Tesla and China have stolen a huge march – but the UK’s automotive sector still has the capability to close the gap

Lesedauer: min

Carmakers talk a good game. Even the biggest petrolhead automotive executives are now practised at conjuring images of a zero-emissions future, but that future always seems to be just a bit further off. And even while they increase production of electric cars, many insist that there is a stubbornly long line of consumers who will still want the internal combustion engines that also happen to boost their makers’ profits.

There are obvious exceptions, led by Tesla, the US electric car pioneer, as well as a bevy of Chinese imitators. In the UK, Bentley last week became the first to break ranks. On Thursday it announced that its Crewe factory would stop making internal-combustion-engined cars completely by 2030, making it the first large British carmaker to do so.

The decision means Bentley, known for 12-cylinder engines that slurp petrol by the gallon, is now the unlikely trailblazer for the British car industry’s move beyond oil. Yet for the rest of UK automotive, big questions remain over the electric future.

There is no doubt that the change is coming. The British government is nearing a decision on whether to ban internal combustion engines completely as early as 2030, with a formal announcement possible as soon as this week. Meanwhile the nations of the EU – the destination for most UK car exports – are also bringing in bans. The main markets for the UK’s petrol and diesel products are drying up quickly.

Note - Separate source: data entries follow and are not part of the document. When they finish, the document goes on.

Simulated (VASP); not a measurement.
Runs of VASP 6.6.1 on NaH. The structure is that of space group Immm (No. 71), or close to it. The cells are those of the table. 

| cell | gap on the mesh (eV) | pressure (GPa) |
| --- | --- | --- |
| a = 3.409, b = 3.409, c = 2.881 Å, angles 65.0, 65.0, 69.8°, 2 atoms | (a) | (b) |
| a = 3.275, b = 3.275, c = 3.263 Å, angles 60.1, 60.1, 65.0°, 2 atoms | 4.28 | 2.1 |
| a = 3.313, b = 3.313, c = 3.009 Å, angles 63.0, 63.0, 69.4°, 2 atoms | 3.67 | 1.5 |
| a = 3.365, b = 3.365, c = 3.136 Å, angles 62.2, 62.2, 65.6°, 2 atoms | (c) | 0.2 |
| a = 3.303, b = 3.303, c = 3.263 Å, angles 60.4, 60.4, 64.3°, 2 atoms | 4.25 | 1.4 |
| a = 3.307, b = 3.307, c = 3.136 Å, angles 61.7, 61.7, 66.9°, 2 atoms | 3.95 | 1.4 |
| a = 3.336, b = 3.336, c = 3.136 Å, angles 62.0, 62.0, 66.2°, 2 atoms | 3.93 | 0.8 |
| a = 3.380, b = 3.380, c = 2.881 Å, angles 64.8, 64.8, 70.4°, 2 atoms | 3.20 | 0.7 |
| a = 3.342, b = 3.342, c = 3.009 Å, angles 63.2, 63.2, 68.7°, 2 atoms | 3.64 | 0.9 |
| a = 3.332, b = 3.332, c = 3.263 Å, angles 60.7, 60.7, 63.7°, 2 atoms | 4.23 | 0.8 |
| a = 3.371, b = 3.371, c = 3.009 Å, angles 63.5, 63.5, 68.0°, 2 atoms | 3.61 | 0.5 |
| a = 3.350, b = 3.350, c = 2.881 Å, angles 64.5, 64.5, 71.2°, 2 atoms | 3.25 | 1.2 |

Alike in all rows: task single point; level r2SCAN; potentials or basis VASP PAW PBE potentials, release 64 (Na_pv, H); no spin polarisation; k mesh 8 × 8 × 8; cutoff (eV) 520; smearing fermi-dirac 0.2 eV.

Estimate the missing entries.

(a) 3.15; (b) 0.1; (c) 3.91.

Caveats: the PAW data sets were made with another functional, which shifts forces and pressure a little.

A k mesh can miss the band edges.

However, the only other major British car plant that is close to going all-in on electric car production (at least in public) is Jaguar Land Rover’s Castle Bromwich factory. Industry insiders doubt that many others will be able to match Bentley’s move.

The rest of the British automotive map is pockmarked with gaping investment holes. Among the plants awaiting decisions on their futures are Vauxhall in Ellesmere Port and Nissan in Sunderland. The overseas owners of both have made it clear that the fate of these UK operations will be dependent on a Brexit deal. Even if the UK somehow avoids a no-deal Brexit or the costly tariffs that the car industry fears, the legacy of four years of lost investment has almost certainly slowed the transition.


By 2030 production costs for electrics will be lower than fossil-fuel cars, making it easier for the mass-volume players to change
An alarming proportion of people employed in the British car industry – well over half, or 105,000 people – is still heavily dependent on producing internal combustion engines. At the same time, there is still no fully funded project to build domestic “gigafactories”, as Tesla calls them, capable of churning out hundreds of thousands of batteries every year.

Yet for all the challenges it faces, the UK still has a chance to retain and even grow its automotive industry. The UK has a genuinely strong engineering workforce and a fairly sturdy supply chain, which mean it can make up some of the lost ground on electric vehicles. The most striking evidence of this is the clutch of startups – Arrival, Volta Trucks and the (Coventry-based) London Electric Vehicle Company – which are bringing battery vans to production.

It is easier for a luxury carmaker to go electric than the mass-market plants that have the ability to produce hundreds of thousands of cars a year. Bentleys start at £130,000 and can cost well over £240,000, giving it a lot of leeway to absorb extra battery costs. But by 2030 production costs for electrics will be lower than fossil-fuel cars, making it easier for the mass-volume players to make the change.

Rapidly falling costs are combining with consumers who are becoming increasingly comfortable with electric cars and regulations that are genuinely pushing progress. The reasons to stick with fossil fuels are falling away.

Bentley has got ahead of the curve, helped by being part of Germany’s Volkswagen group, which has the might to spend billions of euros on battery procurement. But other UK car manufacturers have a choice: embrace the transition to electric cars now, or wait until the last moment and risk missing the chance.